Problem with second bridge on OVS

Hello,

we have a connectivity problem with second bridge on OVS.
Configuration: we have ovsbr0 bridge on OVS which is used for VM traffic. This bridge has a bond of 2 interfaces (bond0) in it with all the customers VLANs tagged. We use dedicated 10G NIC for ceph storage traffic, and 2 ports are bonded (bond1) and tagged with 2 storage VLANs. The network configuration seems to be ok. We’ve added a bond1.xxx interface and assigned an IP address to it. All works fine (ceph mounts work well on the hypervisors). Now, we’ve added second bridge to OVS named “ceph” and added bond1 interface to the bridge. After attaching new vNIC in VM, adding it to the ceph bridge with tagged VLAN, assigning the IP address to that new vNIC, the connectivity fails between VM and the rest of the network.


We use CentOS 7 on all hypervisors,
OVS : ovs-vswitchd (Open vSwitch) 2.5.2
kernel: 4.16.0-1.el7.elrepo.x86_64
one: 5.4.13
libvirtd: 4.5.0

# ovs-vsctl show
499e925c-fd74-4e40-9f64-50590869111b
    Bridge "ovsbr0"
        Port "one-1053-0"
            tag: 1018
            Interface "one-1053-0"
        Port "bond0"
            Interface "bond0"
        Port "ovsbr0"
            Interface "ovsbr0"
                type: internal
    Bridge ceph
        Port ceph
            Interface ceph
                type: internal
        Port "bond1"
            Interface "bond1"
        Port "one-1053-1"
            tag: 556
            Interface "one-1053-1"
    ovs_version: "2.5.2"

# ovs-appctl fdb/show ceph
 port  VLAN  MAC                Age

ping fails from VM to rest of the network, as well as the other way around, obviously because there are no MAC addresses learned

If we try to trace that ping through ovs, we can see that counter is incrementing when pinging from VM to physical server, and we can see arp requests on bond1 interface also, but no reply.
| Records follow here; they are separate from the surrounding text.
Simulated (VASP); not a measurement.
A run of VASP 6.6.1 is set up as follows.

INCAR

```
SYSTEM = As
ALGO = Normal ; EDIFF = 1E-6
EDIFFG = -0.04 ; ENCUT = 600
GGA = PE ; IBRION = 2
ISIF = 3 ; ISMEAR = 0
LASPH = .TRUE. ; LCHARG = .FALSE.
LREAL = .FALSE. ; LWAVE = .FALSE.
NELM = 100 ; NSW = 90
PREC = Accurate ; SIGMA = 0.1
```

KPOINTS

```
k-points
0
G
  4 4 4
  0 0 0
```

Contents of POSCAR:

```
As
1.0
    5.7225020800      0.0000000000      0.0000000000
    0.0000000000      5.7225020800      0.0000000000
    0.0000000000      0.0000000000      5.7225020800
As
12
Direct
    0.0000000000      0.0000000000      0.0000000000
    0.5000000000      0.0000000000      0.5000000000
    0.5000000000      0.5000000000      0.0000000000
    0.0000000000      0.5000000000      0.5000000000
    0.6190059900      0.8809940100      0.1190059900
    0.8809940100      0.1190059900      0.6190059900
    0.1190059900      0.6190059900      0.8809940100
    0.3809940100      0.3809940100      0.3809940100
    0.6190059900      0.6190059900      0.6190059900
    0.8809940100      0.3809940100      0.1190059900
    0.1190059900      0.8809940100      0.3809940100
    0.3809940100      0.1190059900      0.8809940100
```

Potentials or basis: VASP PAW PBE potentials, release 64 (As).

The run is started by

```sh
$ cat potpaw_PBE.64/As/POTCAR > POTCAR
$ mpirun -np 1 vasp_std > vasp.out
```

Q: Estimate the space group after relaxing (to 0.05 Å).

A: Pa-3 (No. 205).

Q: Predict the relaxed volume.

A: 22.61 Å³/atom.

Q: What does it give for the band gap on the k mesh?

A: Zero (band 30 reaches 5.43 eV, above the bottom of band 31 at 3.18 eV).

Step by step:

# ovs-appctl bridge/dump-flows ceph
duration=85393s, n_packets=1290, n_bytes=54180, arp,arp_op=1,actions=FLOOD
duration=87992s, n_packets=296, n_bytes=13056, priority=0,actions=NORMAL
table_id=254, duration=87992s, n_packets=0, n_bytes=0, priority=2,recirc_id=0,actions=drop
table_id=254, duration=87992s, n_packets=0, n_bytes=0, priority=0,reg0=0x1,actions=controller(reason=no_match)
table_id=254, duration=87992s, n_packets=0, n_bytes=0, priority=0,reg0=0x2,actions=drop
table_id=254, duration=87992s, n_packets=0, n_bytes=0, priority=0,reg0=0x3,actions=drop

MTU is set to 9000 everywhere.

Does anyone have a clue where and what to look for? We’ve ran out of ideas…
If You need any other information, please, let us know.

Best Regards!